Re: [PATCH 22/35] x86/mm: Prevent VM_WRITE shadow stacks

From: Dave Hansen
Date: Fri Feb 11 2022 - 17:19:57 EST


On 1/30/22 13:18, Rick Edgecombe wrote:
> Shadow stack accesses are writes from handle_mm_fault() perspective. So to
> generate the correct PTE, maybe_mkwrite() will rely on the presence of
> VM_SHADOW_STACK or VM_WRITE in the vma.
>
> In future patches, when VM_SHADOW_STACK is actually creatable by
> userspace, a problem could happen if a user calls
> mprotect( , , PROT_WRITE) on VM_SHADOW_STACK shadow stack memory. The code
> would then be confused in the event of shadow stack accesses, and create a
> writable PTE for a shadow stack access. Then the process would fault in a
> loop.
>
> Prevent this from happening by blocking this kind of memory (VM_WRITE and
> VM_SHADOW_STACK) from being created, instead of complicating the fault
> handler logic to handle it.
>
> Add an x86 arch_validate_flags() implementation to handle the check.
> Rename the uapi/asm/mman.h header guard to be able to use it for
> arch/x86/include/asm/mman.h where the arch_validate_flags() will be.

It would be great if this also said:

There is an existing arch_validate_flags() hook for mmap() and
mprotect() which allows architectures to reject unwanted
->vm_flags combinations. Add an implementation for x86.

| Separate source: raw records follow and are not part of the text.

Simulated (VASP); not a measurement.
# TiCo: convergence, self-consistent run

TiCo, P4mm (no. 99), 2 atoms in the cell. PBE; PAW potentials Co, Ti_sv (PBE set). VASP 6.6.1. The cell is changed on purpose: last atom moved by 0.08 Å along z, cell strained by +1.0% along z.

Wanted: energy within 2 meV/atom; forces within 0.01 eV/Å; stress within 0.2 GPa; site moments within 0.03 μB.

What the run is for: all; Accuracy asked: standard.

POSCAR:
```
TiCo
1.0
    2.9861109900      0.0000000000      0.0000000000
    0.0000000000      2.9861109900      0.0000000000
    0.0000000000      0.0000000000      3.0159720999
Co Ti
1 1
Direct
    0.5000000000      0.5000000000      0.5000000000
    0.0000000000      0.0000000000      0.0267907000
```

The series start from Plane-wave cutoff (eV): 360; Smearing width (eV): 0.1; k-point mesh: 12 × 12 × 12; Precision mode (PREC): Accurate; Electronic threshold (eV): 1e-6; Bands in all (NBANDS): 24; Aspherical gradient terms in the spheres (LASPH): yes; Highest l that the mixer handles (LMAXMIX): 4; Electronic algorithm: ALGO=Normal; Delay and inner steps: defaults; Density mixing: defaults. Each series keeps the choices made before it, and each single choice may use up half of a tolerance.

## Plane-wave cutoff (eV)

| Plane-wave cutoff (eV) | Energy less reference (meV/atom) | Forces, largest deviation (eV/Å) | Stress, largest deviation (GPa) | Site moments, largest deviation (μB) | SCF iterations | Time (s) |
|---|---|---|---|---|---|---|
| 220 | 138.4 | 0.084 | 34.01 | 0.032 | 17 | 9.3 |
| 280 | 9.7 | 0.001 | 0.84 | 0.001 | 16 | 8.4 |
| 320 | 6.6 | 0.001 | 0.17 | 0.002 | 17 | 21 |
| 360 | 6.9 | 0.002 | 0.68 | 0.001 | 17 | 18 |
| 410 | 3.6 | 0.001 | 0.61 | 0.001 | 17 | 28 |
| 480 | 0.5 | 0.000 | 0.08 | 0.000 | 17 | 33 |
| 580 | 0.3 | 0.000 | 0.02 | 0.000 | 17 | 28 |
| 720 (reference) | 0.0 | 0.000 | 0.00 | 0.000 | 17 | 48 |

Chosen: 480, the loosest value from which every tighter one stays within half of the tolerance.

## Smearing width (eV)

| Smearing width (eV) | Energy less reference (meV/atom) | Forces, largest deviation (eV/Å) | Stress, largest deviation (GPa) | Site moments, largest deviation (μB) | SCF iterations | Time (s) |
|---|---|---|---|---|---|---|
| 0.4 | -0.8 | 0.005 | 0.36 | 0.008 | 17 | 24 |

That's somewhat implied from what is there already, but making it more
clear would be nice. There's a much higher bar to add a new arch hook
than to just implement an existing one.


> diff --git a/arch/x86/include/asm/mman.h b/arch/x86/include/asm/mman.h
> new file mode 100644
> index 000000000000..b44fe31deb3a
> --- /dev/null
> +++ b/arch/x86/include/asm/mman.h
> @@ -0,0 +1,21 @@
> +/* SPDX-License-Identifier: GPL-2.0 */
> +#ifndef _ASM_X86_MMAN_H
> +#define _ASM_X86_MMAN_H
> +
> +#include <linux/mm.h>
> +#include <uapi/asm/mman.h>
> +
> +#ifdef CONFIG_X86_SHADOW_STACK
> +static inline bool arch_validate_flags(unsigned long vm_flags)
> +{
> + if ((vm_flags & VM_SHADOW_STACK) && (vm_flags & VM_WRITE))
> + return false;
> +
> + return true;
> +}

The design decision here seems to be that VM_SHADOW_STACK is itself a
pseudo-VM_WRITE flag. Like you said: "Shadow stack accesses are writes
from handle_mm_fault()".

Very early on, this series seems to have made the decision that shadow
stacks are writable and need lots of write handling behavior, *BUT*
shouldn't have VM_WRITE set. As a whole, that seems odd.

The alternative would be *requiring* VM_WRITE and VM_SHADOW_STACK be set
together. I guess the downside is that pte_mkwrite() would need to be
made to work on shadow stack PTEs.

That particular design decision was never discussed. I think it has a
really big impact on the rest of the series. What do you think? Was it
a good idea? Or would the alternative be more complicated than what you
have now?